"... [Genealogy examines] the constitution of the subject across history which has led us up to the modern concept of the self."He viewed genealogy as an inquiry into the seemingly not important, but eventually crucial, parts that constitute a subject and not into the timeless condition of being. Each of these elements are indivisible from the fabric weaved into the current self.
An analogy for this could be the paradox posed by a time machine. If we were to travel back in time, our very presence would provoke infinitesimal, nanoscopic disturbances in the particles around us. This in turn would trigger a new set of events, a butterfly effect of change, resulting in us not being there in the first place. Ergo the significance of very small, peripheral events in the making of history just as much as notable ones.
Why this prompted my curiosity is because I don't have an extensive family line. From my father's side, history stops with my grandfather. His father wasn't know as my great-grandmother married when already pregnant from a previous relationship of which nothing is known.
This gap, this peculiarity, has played a major role in shaping who I am and my interests. Not just with history or philosophy, but in striving to understand, through a multifariousness of connections, what being me is.
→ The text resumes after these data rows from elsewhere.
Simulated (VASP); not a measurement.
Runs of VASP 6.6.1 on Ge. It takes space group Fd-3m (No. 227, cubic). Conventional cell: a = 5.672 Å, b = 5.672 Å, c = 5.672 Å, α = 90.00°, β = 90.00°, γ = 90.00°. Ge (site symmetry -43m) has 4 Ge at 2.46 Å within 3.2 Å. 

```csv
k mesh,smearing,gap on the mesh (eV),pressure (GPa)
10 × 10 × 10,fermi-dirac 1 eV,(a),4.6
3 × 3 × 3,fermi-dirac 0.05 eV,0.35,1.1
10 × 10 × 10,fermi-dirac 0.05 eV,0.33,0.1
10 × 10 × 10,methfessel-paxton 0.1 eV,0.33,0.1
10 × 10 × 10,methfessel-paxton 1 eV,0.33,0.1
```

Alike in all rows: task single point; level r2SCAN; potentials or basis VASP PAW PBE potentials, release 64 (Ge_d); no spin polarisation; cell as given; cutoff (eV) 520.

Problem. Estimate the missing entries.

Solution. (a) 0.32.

In the words of historian Yuval Noah Harari:
"We study history not to know the future but to widen our horizons, to understand that our present situation is neither natural nor inevitable, and that we consequently have many more possibilities before us than we imagine."While others were grounded in their origins, be it geographical or ancestral, I endeavoured to find material to set my roots. This hankering for a point of reference is a helpless exercise in terms of answers but a valuable tool for curiosity, knowledge and ambition of intent.
The direction of the cognitive self can be construed once all the facets of human knowledge are explored.
Looking for answers completes the essence of who we are.